THAT’S MY BOY: Not Even For Free – Low-Rent Even For Sandler
THAT’S MY BOY is 116 minutes long. I mention that up front because, for those of us who consider time spent watching Adam Sandler movies to be akin to a prison term, there’s a constitutional right of due process to let you know how long your sentence is. So kiss 2 hours of your life goodbye.
One of the fundamental chasms in current pop culture is the Sandler question. There are plenty of people who thought Grown-Ups, Jack & Jill, Mr. Deeds, the remake of The Longest Yard and You Don’t Mess With the Zohan were all funny, enjoyable movies–they all made at least $75M at the boxoffice–and those audiences may very well have a good time at That’s My Boy too. As someone who felt, watching those pictures, like Alex undergoing the Ludovico Technique in A Clockwork Orange, I can’t judge the subtle distinctions between them.

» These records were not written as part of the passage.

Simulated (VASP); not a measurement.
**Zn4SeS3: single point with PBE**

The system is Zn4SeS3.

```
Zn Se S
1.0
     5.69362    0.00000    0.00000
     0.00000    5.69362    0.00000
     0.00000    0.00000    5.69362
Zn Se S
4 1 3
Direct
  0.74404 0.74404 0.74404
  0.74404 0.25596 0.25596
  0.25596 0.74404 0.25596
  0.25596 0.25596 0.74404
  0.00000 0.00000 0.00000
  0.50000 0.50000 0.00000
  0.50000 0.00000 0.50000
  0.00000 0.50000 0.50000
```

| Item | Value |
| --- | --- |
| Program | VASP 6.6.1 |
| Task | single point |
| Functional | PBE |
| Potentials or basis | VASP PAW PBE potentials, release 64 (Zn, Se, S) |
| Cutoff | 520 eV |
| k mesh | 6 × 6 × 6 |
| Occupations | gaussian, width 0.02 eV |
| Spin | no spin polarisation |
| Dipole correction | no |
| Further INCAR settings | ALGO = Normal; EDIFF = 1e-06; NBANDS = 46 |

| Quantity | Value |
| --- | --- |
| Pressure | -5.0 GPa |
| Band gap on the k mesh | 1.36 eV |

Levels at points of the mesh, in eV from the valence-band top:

It’s not that Sandler is untalented. On the occasions when he’s turned himself over to other filmmakers (Funny People, Spanglish, Punch-Drunk Love, AKA The Ones That Didn’t Make Any Money), he’s proven himself an interesting, distinctive performer, and of course going back to his days on Saturday Night Live, some of his bits have been hilarious and brilliant. But as a movie star/producer with complete control over his Happy Madison productions, the vehicles he chooses to make curdle in the projector, mixing the lowest humor with the most strained sentimentality in an often flat-out incompetent way. That’s My Boy adds to this the decision, for one of the very rare times in his mainstream vehicle career, to go for an R rating, presumably to chase the Hangover/Bridesmaids raunch audience.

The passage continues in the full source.